In three experiments where participants judged the handedness of rotated hand pictures while engaging in joint or single attention, we found flatter slopes of the rotation–performance curves when both participants attended to the same stimuli. This indicates that during joint attention participants suspended their egocentric frame of reference and adopted an allocentric frame of reference. Experiment 2 investigated whether social context modulates this joint-attention effect. Participants in this experiment took the other’s perspective into account in both cooperative and competitive settings. Finally, in experiment 3 the effect of joint attention on mental transformation was only observed following trials that primed an allocentric perspective. Taken together, the results provide evidence that sharing attention affects the processing of jointly attended objects. More precisely, the present results point towards a switch from an egocentric to an allocentric reference frame when people attend to objects jointly from different perspectives.

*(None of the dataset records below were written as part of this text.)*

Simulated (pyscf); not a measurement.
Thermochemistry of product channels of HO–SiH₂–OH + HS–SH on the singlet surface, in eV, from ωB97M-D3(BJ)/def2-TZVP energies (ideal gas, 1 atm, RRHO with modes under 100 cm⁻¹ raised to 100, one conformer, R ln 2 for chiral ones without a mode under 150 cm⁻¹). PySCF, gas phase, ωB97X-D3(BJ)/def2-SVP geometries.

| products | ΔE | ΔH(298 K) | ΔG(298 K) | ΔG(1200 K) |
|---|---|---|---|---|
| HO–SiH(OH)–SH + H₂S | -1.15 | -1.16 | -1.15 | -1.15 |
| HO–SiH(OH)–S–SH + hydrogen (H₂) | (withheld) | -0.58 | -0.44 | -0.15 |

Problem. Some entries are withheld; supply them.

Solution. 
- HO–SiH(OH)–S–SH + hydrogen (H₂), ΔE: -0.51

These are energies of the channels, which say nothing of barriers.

This switch cannot be explained by the mere presence of another person (single-attention condition), suggesting that joint attention, by highlighting the perspective of the co-actor, plays a crucial role in triggering an allocentric perspective. It seems that participants computed the observed actor’s epistemic relation towards the object (Barresi and Moore 1996) only when the other was actually looking at the object. This implies that only when the other’s relation to the object and the difference to participants’ own relation were highlighted through joint attention did they give up their egocentric reference frame to adopt an allocentric reference frame.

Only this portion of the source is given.